Local House Representative Graig Meyer, along with a coalition of Democratic lawmakers, introduced a bill to expand voter rights in the state earlier this month. Meyer said he knew when introducing the bill that it would not move in the current General Assembly.

“We know this isn’t going to get through, and we know that right now we’re debating on the Republican supermajority’s terms, but we want you to see the contrast,” Meyer said in a follow-up interview after introducing the bill. “Here’s what we would be for related to voting if we had the opportunity, and we hope people will continue to organize around supporting Democrats and give us a majority at some point in the future so that we can expand voter access.”

The bill is a counterproposal to the voter ID legislation that Republicans passed earlier this month and was subsequently vetoed by Democratic Governor Roy Cooper. Republican lawmakers are currently working through votes to override that veto.

Republicans will maintain their veto-proof super majority in the General Assembly until January when the new legislature is seated. And while Republicans will still hold a majority, the dynamics of the legislature will shift as Cooper’s veto will hold more weight.

Meyer said that while causes like expansion of voting rights and independent redistricting do not appear to be priorities of the Republican majority in Raleigh, he hopes for bipartisan cooperation in finding a middle ground.

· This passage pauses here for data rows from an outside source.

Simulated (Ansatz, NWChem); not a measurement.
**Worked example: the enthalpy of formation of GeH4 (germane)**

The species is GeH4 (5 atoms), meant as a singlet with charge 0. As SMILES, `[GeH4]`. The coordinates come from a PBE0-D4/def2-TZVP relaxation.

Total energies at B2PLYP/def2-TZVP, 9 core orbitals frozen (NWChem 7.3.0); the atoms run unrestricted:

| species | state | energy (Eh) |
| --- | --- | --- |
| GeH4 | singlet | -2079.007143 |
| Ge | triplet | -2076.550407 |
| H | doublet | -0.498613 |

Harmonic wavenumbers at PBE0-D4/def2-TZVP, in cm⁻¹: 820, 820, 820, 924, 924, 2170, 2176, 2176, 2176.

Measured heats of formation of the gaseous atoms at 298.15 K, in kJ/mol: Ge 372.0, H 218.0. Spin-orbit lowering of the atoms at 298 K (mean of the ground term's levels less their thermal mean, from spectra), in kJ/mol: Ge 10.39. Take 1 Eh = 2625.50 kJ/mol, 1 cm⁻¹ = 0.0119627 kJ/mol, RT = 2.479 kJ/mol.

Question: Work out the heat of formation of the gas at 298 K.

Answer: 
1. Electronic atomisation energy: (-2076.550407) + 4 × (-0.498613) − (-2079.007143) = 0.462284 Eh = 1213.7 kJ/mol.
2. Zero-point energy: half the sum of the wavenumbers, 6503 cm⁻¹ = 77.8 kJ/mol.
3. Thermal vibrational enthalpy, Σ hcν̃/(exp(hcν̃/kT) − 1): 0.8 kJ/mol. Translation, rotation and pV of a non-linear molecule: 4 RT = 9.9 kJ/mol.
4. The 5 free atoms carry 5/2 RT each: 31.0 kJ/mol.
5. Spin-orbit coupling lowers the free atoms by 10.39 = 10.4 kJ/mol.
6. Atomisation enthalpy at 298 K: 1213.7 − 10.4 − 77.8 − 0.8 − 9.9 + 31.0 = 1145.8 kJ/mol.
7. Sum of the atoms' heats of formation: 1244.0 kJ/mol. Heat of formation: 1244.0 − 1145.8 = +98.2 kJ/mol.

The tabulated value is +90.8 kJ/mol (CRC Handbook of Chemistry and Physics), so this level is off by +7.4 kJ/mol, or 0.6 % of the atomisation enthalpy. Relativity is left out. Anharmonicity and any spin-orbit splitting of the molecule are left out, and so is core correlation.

Voters approved a constitutional amendment in November requiring a photo ID to vote, but there was no enacting legislation accompanying the amendment. Republicans had previously called this lame-duck session to work on that legislation, if the amendment was ultimately approved by North Carolinians.

Meyer’s bill would have called for automatic voter registration, online voter registration and other pieces to ensure that those who did not have an ID would be able to acquire one in order to vote.